This method comes from the article "From Word Embeddings To Document Distances" by Matt Kusner et al. ([link to PDF](http://jmlr.org/proceedings/papers/v37/kusnerb15.pdf)). It is inspired by the "Earth Mover's Distance", and employs a solver of the "transportation problem".

This short tutorial shows the use of the `wmdistance` method of the Gensim `Word2Vec` class. Stay tuned for another tutorial in kNN classification using Gensim's [docsim](http://radimrehurek.com/gensim/similarities/docsim.html), when this functionality is implemented!

## Using WMD

To use WMD, we need some word embeddings first of all. You could train a word2vec (see tutorial [here](http://rare-technologies.com/word2vec-tutorial/)) model on some corpus, but in this tutorial we will simply download some pre-trained word2vec embeddings. Download these embeddings [here](https://drive.google.com/file/d/0B7XkCwpI5KDYNlNUTTlSS21pQmM/edit).

Let's take some sentences to compute the distance between.

In [1]:
import logging
logging.basicConfig(format='%(asctime)s : %(levelname)s : %(message)s')

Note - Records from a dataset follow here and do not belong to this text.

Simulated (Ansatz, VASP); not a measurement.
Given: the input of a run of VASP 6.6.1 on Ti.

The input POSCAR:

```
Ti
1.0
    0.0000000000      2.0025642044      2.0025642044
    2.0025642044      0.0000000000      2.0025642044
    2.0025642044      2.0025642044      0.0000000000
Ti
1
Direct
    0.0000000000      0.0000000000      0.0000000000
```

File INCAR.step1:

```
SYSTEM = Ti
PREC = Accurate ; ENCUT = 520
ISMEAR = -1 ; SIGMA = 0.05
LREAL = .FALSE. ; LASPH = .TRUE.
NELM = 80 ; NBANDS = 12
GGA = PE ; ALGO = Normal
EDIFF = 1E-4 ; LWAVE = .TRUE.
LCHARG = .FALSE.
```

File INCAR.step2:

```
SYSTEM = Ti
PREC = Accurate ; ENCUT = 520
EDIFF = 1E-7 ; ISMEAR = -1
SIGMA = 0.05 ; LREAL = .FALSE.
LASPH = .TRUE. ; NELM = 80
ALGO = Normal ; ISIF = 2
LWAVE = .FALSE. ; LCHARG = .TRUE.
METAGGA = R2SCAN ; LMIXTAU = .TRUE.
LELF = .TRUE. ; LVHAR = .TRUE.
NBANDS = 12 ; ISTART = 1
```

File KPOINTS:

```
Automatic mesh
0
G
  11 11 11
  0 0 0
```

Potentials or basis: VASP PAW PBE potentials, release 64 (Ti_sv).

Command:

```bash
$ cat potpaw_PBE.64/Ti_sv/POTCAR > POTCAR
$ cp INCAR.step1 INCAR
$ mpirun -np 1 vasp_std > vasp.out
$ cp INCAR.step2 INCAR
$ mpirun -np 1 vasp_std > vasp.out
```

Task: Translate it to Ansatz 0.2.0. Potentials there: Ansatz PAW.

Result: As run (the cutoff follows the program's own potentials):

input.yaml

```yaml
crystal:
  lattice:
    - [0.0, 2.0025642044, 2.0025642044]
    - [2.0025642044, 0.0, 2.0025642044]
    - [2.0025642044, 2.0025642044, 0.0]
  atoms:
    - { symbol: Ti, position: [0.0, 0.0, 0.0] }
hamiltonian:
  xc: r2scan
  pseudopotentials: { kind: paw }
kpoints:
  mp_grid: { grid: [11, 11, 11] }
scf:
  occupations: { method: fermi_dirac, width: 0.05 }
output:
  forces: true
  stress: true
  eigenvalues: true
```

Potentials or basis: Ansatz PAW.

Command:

sentence1 = 'Obama speaks to the media in Illinois'
sentence2 = 'The president greets the press in Chicago'
sentence1 = sentence1.lower().split()
sentence2 = sentence2.lower().split()

These sentences have very similar content, and as such the WMD should be low. Before we compute the WMD, we want to remove stopwords ("the", "to", etc.), as these do not contribute a lot to the information in the sentences.

In [2]:
# Import and download stopwords from NLTK.
from nltk.corpus import stopwords
from nltk import download
download('stopwords')

# Remove stopwords.
stop_words = stopwords.words('english')
sentence1 = [w for w in sentence1 if w not in stop_words]
sentence2 = [w for w in sentence2 if w not in stop_words]

[nltk_data] Downloading package stopwords to /home/olavur/nltk_data...
[nltk_data]   Package stopwords is already up-to-date!


Now, as mentioned earlier, we will be using some downloaded pre-trained embeddings. We load these into a Gensim Word2Vec model class.

In [3]:
from gensim.models import Word2Vec
model = Word2Vec.load_word2vec_format('/data/w2v_googlenews/GoogleNews-vectors-negative300.bin.gz', binary=True)

So let's compute the WMD using the `wmdistance` method.

In [4]:
distance = model.wmdistance(sentence1, sentence2)

print distance

1.01746462593


Let's try the same thing with two completely unrelated sentences. Notice that the distance is larger.

In [5]:
sentence1 = 'Obama speaks to the media in Illinois'
sentence2 = 'Oranges are my favorite type of fruit'
sentence1 = sentence1.lower().split()
sentence2 = sentence2.lower().split()
stop_words = stopwords.words('english')
sentence1 = [w for w in sentence1 if w not in stop_words]
sentence2 = [w for w in sentence2 if w not in stop_words]

distance = model.wmdistance(sentence1, sentence2)

print distance

1.36042560915